Chichester Harbour is an Area of Outstanding Natural Beauty (AONB) and is managed by Chichester Harbour Conservancy. We are the only Statutory Harbour Authority with responsibility for managing an AONB.
The Conservancy is bound by the duties and powers set out in the Chichester Harbour Conservancy Act 1971, to conserve, maintain and improve the harbour, for nature, natural beauty and leisure and recreation both on the water and the land.
How we do this is set out in our five year Management Plan.
Chichester Harbour Area of Outstanding Natural Beauty
The Conservancy acts as the Joint Advisory Committee for the Chichester Harbour Area of Outstanding Natural Beauty (AONB) that was designated in 1964. We manage the AONB on behalf of the four constituent local authorities, West Sussex County Council, Hampshire County Council, Chichester District Council and Havant Borough Council. As the Joint Advisory Committee, the Conservancy is consulted on planning policies and planning applications affecting the area.

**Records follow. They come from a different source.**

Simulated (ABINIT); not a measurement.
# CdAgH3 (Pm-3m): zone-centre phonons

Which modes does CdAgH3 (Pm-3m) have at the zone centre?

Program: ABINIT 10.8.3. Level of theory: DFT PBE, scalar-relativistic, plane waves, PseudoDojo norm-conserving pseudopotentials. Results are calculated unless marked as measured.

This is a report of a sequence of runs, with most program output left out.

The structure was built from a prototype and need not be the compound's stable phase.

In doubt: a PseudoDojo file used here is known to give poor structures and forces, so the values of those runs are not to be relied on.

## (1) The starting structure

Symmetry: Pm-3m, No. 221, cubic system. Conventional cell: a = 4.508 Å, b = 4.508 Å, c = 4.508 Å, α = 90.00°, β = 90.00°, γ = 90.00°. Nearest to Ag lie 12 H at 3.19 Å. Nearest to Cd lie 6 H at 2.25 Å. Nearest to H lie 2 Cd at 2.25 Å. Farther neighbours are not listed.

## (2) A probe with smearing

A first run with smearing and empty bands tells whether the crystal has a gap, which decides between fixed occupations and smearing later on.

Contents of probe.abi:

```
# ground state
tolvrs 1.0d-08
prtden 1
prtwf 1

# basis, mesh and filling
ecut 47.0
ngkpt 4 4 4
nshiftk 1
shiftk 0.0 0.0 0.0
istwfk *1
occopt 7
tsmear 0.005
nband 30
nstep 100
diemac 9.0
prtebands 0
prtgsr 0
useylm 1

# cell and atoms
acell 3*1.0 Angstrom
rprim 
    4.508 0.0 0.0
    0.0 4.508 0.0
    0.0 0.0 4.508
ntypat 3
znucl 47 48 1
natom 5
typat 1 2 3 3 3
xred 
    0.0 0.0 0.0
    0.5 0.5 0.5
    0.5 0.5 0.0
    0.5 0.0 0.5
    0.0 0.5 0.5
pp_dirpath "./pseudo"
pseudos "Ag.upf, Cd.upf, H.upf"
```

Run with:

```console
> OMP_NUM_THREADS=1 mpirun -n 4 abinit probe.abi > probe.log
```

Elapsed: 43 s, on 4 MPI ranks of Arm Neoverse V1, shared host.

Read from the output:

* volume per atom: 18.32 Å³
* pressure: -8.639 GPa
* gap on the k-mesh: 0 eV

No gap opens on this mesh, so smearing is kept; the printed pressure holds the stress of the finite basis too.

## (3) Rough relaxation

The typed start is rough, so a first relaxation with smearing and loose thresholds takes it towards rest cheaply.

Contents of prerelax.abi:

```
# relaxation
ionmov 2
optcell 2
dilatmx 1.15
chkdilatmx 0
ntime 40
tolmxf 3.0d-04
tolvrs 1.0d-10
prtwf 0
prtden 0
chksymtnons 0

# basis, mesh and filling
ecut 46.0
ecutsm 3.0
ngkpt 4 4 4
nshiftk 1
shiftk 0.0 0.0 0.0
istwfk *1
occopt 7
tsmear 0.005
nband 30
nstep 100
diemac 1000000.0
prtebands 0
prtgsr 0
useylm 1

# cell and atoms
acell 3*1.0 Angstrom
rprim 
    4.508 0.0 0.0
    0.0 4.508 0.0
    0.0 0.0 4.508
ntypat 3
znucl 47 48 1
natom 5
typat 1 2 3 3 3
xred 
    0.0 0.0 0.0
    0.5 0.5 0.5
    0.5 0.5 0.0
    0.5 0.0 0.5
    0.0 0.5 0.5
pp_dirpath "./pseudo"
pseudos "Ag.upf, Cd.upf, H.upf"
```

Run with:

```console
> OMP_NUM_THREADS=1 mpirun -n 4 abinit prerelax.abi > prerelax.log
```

Statutory Harbour Authority
As the Statutory Harbour Autority the Conservancy is bound by a range of harbour and shipping legislation which is detailed in our Marine Safety Management System and Safety Plan. The Conservancy adheres to the Port Marine Safety Code, a nationally agreed set of standards for ports and harbours.
Chichester Harbour Protection and Recovery of Nature (CHaPRoN)
Chichester Harbour Conservancy is the lead partner in Chichester Harbour Protection and Recovery of Nature (CHaPRoN), a long-term partnership initiative to help respond to the increasing pressures on Chichester Harbour. CHaPRoN’s key objective is to protect, enhance and drive recovery of the natural environment within Chichester Harbour and help create a landscape more resilient to climate change.
The Members of the Conservancy
The Conservancy consists of 15 members appointed by West Sussex and Hampshire County Councils, Chichester District and Havant Borough Councils and the Conservancy’s Advisory Committee. The Advisory Committee includes representatives of Harbour and AONB users, such as sailing, fishing, nature conservation, residents, farmers and commercial interests. The Conservancy must consult the Advisory Committee on the management of the Harbour and the AONB.
The Conservancy’s income is from four main sources:
- Harbour dues – which are paid by all craft using the Harbour.
- Mooring charges – which are paid by those who hire Conservancy moorings or mooring sites.
- A precept on the two County Councils.
- Gifts and grants – bodies such the Friends of Chichester Harbour give grants for specific projects. Defra currently funds the core AONB staff and some associated projects.
How funds are spent
Harbour Dues paid by yachtsmen meet the cost of running the harbour, maintaining the navigation marks, controlling works and dredging and enforcing the byelaws. Mooring charges meet the cost of maintaining and administering Conservancy moorings and mooring sites and contribute to the cost of running the Harbour. Other income pays for environmental work such as tree planting, recording and surveying wildlife, footpath maintenance, providing information about the area and running the Education Centre.